I hit the project hard this weekend, putting in around 12 hours both days. Yesterday, I started by sealing all of the internal foamboard seams with silicone latex caulk. Once I caulked them, I covered them with aluminum foil tape.





I then cut out my cable access channels for both chambers. I will be running power strips into both chambers in addition to the temp probe and wiring for the paint can/light bulb heaters.



Next, I dry fit all of the door panel trim work and clamped it all in place before screwing everything together. A lot of trial and error to get the right spacing, but it was a crucial step to ensure that each door would actually fit the opening.



I also cut out all of the vinyl flooring panels to eventually line the interior of both chambers. Here is the back panel roughly placed in one of the chambers.



Once all of the trim was laid out, I screwed everything in place and began some of the hardware installation. Each chamber door has two handles and four barrel bolts that hold it in place to the exterior trim. I went with the pull-off door method instead of hinged doors to minimize the amount of fuss I would have to mess with to get the right fit. We'll see how they perform. Here are a few shots of the doors in place and the hardware installed.





I was working on the project till late in the night on Saturday. SWMBO was even nice enough to hang out and keep me company while I installed the vinyl panels to the interior. She kept getting me fresh beers too! :mug:







That was enough for Saturday. I got up early Sunday and got right back to work on the chamber though.

I sealed all of the vinyl panel seams with clear silicone and made sure everything was well adhered to the chamber walls.

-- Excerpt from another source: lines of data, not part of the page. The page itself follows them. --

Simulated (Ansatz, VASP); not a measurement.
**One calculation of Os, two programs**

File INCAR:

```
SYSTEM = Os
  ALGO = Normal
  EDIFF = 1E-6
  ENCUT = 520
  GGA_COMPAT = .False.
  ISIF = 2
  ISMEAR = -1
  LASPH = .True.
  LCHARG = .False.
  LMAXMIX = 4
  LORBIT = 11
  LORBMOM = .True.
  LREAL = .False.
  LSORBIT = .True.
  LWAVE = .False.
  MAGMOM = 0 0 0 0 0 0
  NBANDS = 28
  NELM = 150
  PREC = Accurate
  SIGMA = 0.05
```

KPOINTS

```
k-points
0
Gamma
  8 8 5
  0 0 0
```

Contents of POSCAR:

I spent most of the day getting the first coat of stain on everything. I went with Minwax "Sedona Red" in honor of my native Northern Arizona. I got a second coat on both of the chamber doors, but just one on the main cabinet. I also spray painted the smaller of the mini fridges black to match the other.









The last thing I did was to put a layer of vinyl on the chamber doors foam panels and tape the perimeter with foil tape.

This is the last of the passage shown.